About the city
One of the world’s most visited cities, England’s buzzing capital is well worth the visit and has so much to offer, from magnificent history and culture to cutting-edge fashion and food.
From Camden’s punky vibe to leafy Hampstead Heath and historic Big Ben, London’s incomparable blend of influences, traditions and history make it an unmissable destination for travellers. Get your culture fix at world-renowned venues like the Natural History Museum or savour award-winning cuisines in Chinatown, Little Venice and Brick Lane.
Satisfy your inner shopaholic with vintage finds in Portobello Road or catch the latest bands at legendary venues like Wembley Stadium. Whether you want to watch the world’s finest acting talent at Shakespeare’s Globe, spot squirrels in Royal Parks or soak up the scenery in Greenwich with a pint of local ale, Britain’s biggest city has it all – and then some!
UNESCO World Heritage Sites
London is one of the few cities in the world that can lay claim to having 4 separate UNESCO World Heritage sites. These sites represent the most significant cultural proprieties in the greater London Area:
Together these historic buildings showcase the growth of the English monarchy and have been the setting for many of the events that have shaped the British nation.
At Kew Gardens you'll find the world's largest, most diverse collection of plants. Since 1759 Kew Gardens has served an important role in the understanding of the plant kingdom.
Their Millennium Seed Bank contains seeds from thousands of plant species for reintroduction to their natural habitats or for scientific study.
The Tower of London lies on the bank of the River Thames and was first built by William the Conqueror in the 11th century as a palace and royal residence. The Tower of London has played an important role in British history. Redeveloped over the years, with evolving building techniques, its use has changed many times.
While most castles were used to imprison people for short lengths of time, the Tower of London gained a reputation for torture and imprisonment. It held important prisoners (like the future Elizabeth I), common soldiers and prisoners of war as late as World War II. It is also home to the Crown Jewels and you can see the largest cut diamond in the world there.
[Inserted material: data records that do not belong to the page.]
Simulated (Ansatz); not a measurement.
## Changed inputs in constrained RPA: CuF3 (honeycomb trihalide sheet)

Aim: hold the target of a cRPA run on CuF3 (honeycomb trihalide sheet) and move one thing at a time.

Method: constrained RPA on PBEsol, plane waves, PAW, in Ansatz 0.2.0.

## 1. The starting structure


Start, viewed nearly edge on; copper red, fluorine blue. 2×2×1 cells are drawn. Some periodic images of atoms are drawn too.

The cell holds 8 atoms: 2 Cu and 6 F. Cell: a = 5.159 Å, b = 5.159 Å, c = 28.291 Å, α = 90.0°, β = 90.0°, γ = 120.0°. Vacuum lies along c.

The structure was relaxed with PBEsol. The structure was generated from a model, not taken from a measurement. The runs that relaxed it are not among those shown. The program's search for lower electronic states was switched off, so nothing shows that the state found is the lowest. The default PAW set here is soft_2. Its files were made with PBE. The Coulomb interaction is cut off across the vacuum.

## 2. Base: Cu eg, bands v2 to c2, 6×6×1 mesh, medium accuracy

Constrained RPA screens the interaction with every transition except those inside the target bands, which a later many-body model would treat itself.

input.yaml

The Tower of London has long been said to be haunted by spirits. Most famously, the ghost of Anne Boleyn is said to walk around the White Tower holding her head under her arm.
Home of the Royal Greenwich Observatory and the National Maritime Museum, Maritime Greenwich is an interesting place to visit. One of the most popular things for tourists to do is stand astride the prime meridian - the Earth's line of 0 degrees longitude - with a foot in both the eastern and western hemispheres at the same time.
You can also witness the ball drop at the top of the Greenwich Observatory at 1pm daily, a tradition which has occurred every day since 1833.